Here’s a comprehensive solution addressing all three focus areas:
Pub/Sub Message Deduplication:
Implement database-level deduplication with unique constraints:
CREATE TABLE billing_events (
message_id VARCHAR(255) PRIMARY KEY,
device_id VARCHAR(100) NOT NULL,
usage_amount DECIMAL(10,2),
processed_at TIMESTAMP DEFAULT CURRENT_TIMESTAMP
);
In your application:
try:
cursor.execute(
"INSERT INTO billing_events (message_id, device_id, usage_amount) VALUES (%s, %s, %s)",
(message.message_id, device_id, amount)
)
connection.commit()
message.ack()
except IntegrityError: # Duplicate message_id
message.ack() # Already processed, safe to ack
Ack/Nack Handling:
Your current code acks after DB insert, which is correct, but you need proper error handling:
def process_billing_event(message):
try:
# Parse and validate
billing_data = parse_message(message.data)
# Insert with deduplication
insert_billing_record(message.message_id, billing_data)
message.ack()
except ValidationError as e:
# Invalid data - don't retry
log_error(f"Invalid message: {e}")
message.ack() # Ack to prevent infinite retries
except DatabaseError as e:
# Transient DB error - retry
log_error(f"DB error: {e}")
message.nack() # Explicit nack for retry
Exactly-Once Delivery:
Pub/Sub doesn’t guarantee exactly-once, but you can achieve it at the application level:
- Use transactions for atomic deduplication:
with connection.begin():
# Check + Insert in single transaction
result = cursor.execute(
"INSERT INTO billing_events ... ON CONFLICT (message_id) DO NOTHING RETURNING id"
)
if result.rowcount > 0:
# First time processing this message
cursor.execute("INSERT INTO customer_charges ...")
- Implement distributed locking for critical sections using Cloud Memorystore (Redis):
import redis
lock = redis_client.lock(f"billing_lock:{message.message_id}", timeout=30)
if lock.acquire(blocking=False):
try:
process_billing(message)
finally:
lock.release()
- Monitor duplicate rates:
total_messages = Counter('billing_messages_total')
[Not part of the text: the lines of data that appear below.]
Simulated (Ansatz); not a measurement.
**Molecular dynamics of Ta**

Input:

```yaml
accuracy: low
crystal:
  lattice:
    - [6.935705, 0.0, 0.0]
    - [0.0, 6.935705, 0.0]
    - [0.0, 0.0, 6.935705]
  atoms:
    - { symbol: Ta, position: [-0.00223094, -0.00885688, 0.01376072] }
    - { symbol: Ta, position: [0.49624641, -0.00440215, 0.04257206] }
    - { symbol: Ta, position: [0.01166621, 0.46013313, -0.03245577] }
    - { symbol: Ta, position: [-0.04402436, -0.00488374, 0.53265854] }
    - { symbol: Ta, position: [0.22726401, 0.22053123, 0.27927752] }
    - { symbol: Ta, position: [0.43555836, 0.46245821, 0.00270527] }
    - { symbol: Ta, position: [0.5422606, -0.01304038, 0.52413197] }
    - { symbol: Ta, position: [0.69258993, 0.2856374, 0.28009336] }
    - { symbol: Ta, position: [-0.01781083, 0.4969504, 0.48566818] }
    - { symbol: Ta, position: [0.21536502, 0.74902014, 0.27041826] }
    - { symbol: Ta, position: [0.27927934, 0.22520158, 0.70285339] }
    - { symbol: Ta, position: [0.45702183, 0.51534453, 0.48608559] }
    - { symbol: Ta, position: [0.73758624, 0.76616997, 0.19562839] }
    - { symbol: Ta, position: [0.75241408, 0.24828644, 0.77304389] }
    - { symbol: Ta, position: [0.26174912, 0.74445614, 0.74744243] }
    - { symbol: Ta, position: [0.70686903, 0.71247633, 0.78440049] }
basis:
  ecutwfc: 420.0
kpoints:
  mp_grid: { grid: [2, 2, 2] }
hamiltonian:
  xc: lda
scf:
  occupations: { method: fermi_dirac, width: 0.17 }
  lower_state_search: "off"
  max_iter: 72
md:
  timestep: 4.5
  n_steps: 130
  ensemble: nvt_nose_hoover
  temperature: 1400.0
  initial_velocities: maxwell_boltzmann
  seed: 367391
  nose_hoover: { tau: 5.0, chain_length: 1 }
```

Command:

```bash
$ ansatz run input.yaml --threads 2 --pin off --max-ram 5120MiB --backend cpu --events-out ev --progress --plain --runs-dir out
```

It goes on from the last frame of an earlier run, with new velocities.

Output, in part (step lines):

duplicate_messages = Counter('billing_duplicates_total')
if is_duplicate:
duplicate_messages.inc()
total_messages.inc()
Set up alerts when duplicate rate exceeds 1%. Your 3-8% rate suggests ack handling issues or worker instability. Check Cloud Monitoring for:
- Subscription/unacked_messages_count
- Subscription/oldest_unacked_message_age
- High worker restart rates
Finally, increase your ack deadline to 120 seconds to provide more buffer for processing variations. This reduces redelivery due to timeout.